By Benjamin Obiajulu Aduba

In a well written article titled ‘Buhari And Electoral Reform: The Unspoken Truth’ by a former presidential candidate of the All Progressives Congress, APC, Mr. SKC Ogbonnia, he challenged President Muhammadu Buhari to live up to his promise to reform Nigeria’s electoral system.

Ogbonni’s primary theses was that both PMB and his rival, Mr. Atiku Muhammed, violated the financing protocols of the 1999 constitution as amended.
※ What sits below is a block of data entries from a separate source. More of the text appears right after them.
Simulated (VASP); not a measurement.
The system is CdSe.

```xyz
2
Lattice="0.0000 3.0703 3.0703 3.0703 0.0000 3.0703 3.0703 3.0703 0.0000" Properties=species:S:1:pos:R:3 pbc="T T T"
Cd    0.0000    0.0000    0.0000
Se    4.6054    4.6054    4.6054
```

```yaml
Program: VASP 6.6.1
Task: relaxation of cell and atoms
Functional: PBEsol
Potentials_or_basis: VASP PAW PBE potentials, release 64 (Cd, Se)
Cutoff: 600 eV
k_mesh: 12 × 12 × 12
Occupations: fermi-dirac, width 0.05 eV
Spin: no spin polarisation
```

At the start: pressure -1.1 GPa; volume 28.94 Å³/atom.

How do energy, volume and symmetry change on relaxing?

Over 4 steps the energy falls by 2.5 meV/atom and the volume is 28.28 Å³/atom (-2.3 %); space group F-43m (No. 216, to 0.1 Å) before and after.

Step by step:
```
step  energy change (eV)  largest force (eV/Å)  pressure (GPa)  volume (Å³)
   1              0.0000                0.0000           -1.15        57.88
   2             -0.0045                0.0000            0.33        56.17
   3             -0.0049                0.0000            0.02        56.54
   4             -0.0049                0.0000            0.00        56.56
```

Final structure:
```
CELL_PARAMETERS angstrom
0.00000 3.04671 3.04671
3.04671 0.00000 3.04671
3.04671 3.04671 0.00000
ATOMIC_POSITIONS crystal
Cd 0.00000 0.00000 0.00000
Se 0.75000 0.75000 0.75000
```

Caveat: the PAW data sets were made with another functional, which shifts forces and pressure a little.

Mr. Ogbonnia added, “An apparent paradox, however, is that, even if Buhari and Atiku were to be barred and jailed in the process, lack of funding ostensibly made it impossible for any of the minor candidates to garner enough votes or the electoral spread to claim outright victory or to even explore a second round of the election as required by the law”.
Mr. Ogbonnia’s views are supported by many Nigerians who want a reform of the country’s elections and electoral system. Also the need to get money out of politics is the subject of discussion in all presidential systems.
The United States has been fighting this war for at least three decades in electioneering campaigns and in courts, but the more the battle is waged, the more money seems to get into politics.
Currently in US politics, two billionaires have entered the competition, vowing to spend as much as a billion dollars of their enormous wealth to win the presidency. Note that it is their money and nobody can stop anybody from spending their money whichever way they want.
If the billionaires spend the money and purchase the presidency, (or even if they lost this time), the result is likely to be that during the next rounds, more rich people would get into the hunt, and the days when a Barack Obama will get into the pursuit, relying only on collecting $25.00 from peasants will be over. We will have to choose just which aristocrat we want as president.
Retail politics will be dead.
This why Mr. Ogbonnia’s essay need much more fundamental review. Huge expenditures are absent in other electoral systems, for example, in the parliamentary elections, (Britain, Australia, Canada, Israel), expenditures are very small by comparison. Same for communist systems. Most dictatorships do not even bother with elections.
Why are elections in a presidential systems so expensive?
Two major factors make elections in a presidential system expensive. One is that the national nature of the elections. A candidate must get his/her message across the entire country. This requires buying and advertising in all markets from Boston to Los Angeles, or from Maiduguri to Lagos. One must crisscross the country, requiring renting an airplane and establishing huge staffs in each state to take care of understanding local issues. One needs a huge staff at headquarters.
The second major factor is that in the presidential system of government, there are two elections fused together. The primary election is a national election, as one must win in many states, and therefore candidate’s time is used as if there is already a general election and eventually there is the national elections. Travels of staff, hotel accommodations, feeding, presents to important locals etc. All these are repeated at the national election.
Then there is the length of time, necessitated by the fact that all states need to be covered. In the USA, it takes two years and in Nigeria it takes one year, during which one may take a leave of absence from his regular business or pay lousy attention to his affairs. That is money.
So even if each candidate is frugal, the total cost is still overwhelming.
What this means is that in order to run, one must raise a lot of money. And spent money must be recovered, and usually this is one of the main causes of corruption. The Igbo say that if you want to understand the real cause of murders, one must go Achi or Awka – where black smiths live (the manufacturers of murder equipment).
To fight corruption one must look into political activities.
Presidential system of government CANNOT be reformed. It should be cast away in its entirety. I posit that Nigeria should go for the cheaper form of government, the parliamentary system.

In a parliamentary system, the elections are all in very small constituencies. A candidate can even do a good campaign relying on his bicycle. A constituency could be just as the one where House Representatives are elected. A car is almost a luxury. The elections are usually over and done with, in two months. TV ads are not needed and hand bills and posters do the advertising. Local radios take over the national TV shows.
It is retail politics. Therefore any mom or pop can get into it. The money spent can be easily made up again without looting the treasury. And citizens have more input.
Let us therefore throw away the wasteful presidential system of government and go back to the parliamentary system from which we grew up.
Please read SKC Ogbonnia’s treatise.